Defense Secretary Jim Mattis has taken the unusual step of urging House lawmakers to reject a proposal to create a new Space Corps military service.

Mattis warned the proposal would create a "narrower and even parochial approach" to space operations, in a letter Tuesday to Rep. Mike Turner, R-Ohio, an Armed Services subcommittee chairman.

"I do not routinely comment on potential floor amendments of pending legislation. However, this particular issue warrants a response," Mattis wrote Tuesday. "I strongly urge Congress to reconsider the proposal of a separate service Space Corps."

The House is set to consider creating the Space Corps as a subsection of the Air Force as part of the National Defense Authorization Act, which could come to the floor for a vote as soon as this week.

Members of the Armed Services Committee who support the legislation cited deep problems in the structure and management of space operations, which are mostly handled by the Air Force. But Turner is proposing an amendment to strip the new service out of the bill, saying lawmakers have not done enough research or held enough hearings.

Mattis said he shares lawmakers' fears about the department's space capabilities and is working to complete a review by September.

"I look forward to working with Congress to implement necessary space organizational changes," Mattis wrote. "That said, I believe it is premature to add additional organizational and administrative tail to the department at a time when I am trying to reduce overhead."

The White House also called the House proposal "premature" in an Office of Management and Budget assessment of the annual defense policy bill.

The secretary and chief of staff of the Air Force came out strongly against the proposal last month, saying it would create more unneeded military bureaucracy and hobble ongoing efforts to modernize space operations.

Turner, who chairs the Tactical Air and Land Forces subcommittee, said the House's idea of creating a new service is an "extreme" solution to the issues with space operations and would come at a bad time, just as the new administration is trying to rebuild its military forces following several years of budget caps.

"Don't get a new secretary of defense, a new secretary of the Air Force and hand them the problems and then also hand them a legislatively compelled reorganization creating a new service branch," Turner said.

His amendment removing Space Corps from the National Defense Authorization Act was being considered by the House Rules Committee on Wednesday. The committee was set to decide whether it will get a vote when the annual defense policy bill goes to the chamber floor.

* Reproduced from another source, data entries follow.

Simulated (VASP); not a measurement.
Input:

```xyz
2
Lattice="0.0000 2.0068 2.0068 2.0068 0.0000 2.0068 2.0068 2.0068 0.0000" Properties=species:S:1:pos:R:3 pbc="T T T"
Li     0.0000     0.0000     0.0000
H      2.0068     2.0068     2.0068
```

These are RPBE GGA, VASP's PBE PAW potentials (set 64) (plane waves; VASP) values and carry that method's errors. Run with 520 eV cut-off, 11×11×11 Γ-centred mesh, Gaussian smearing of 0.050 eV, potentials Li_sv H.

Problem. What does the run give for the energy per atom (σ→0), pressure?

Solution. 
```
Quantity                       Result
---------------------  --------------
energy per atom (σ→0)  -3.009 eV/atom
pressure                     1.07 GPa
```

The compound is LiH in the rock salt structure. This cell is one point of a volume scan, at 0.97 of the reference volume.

Rep. Mike Rogers, R-Ala., has spearheaded the Space Corps effort and criticized the Air Force pushback as resistance to needed change.

The Space Corps will be disruptive in the beginning but is necessary for the military organize its space efforts against fast advancing programs by Russia and China, Rogers said.

"The department can't fix itself on this, Congress has to step in," he said during Armed Services debate on the proposal late last month.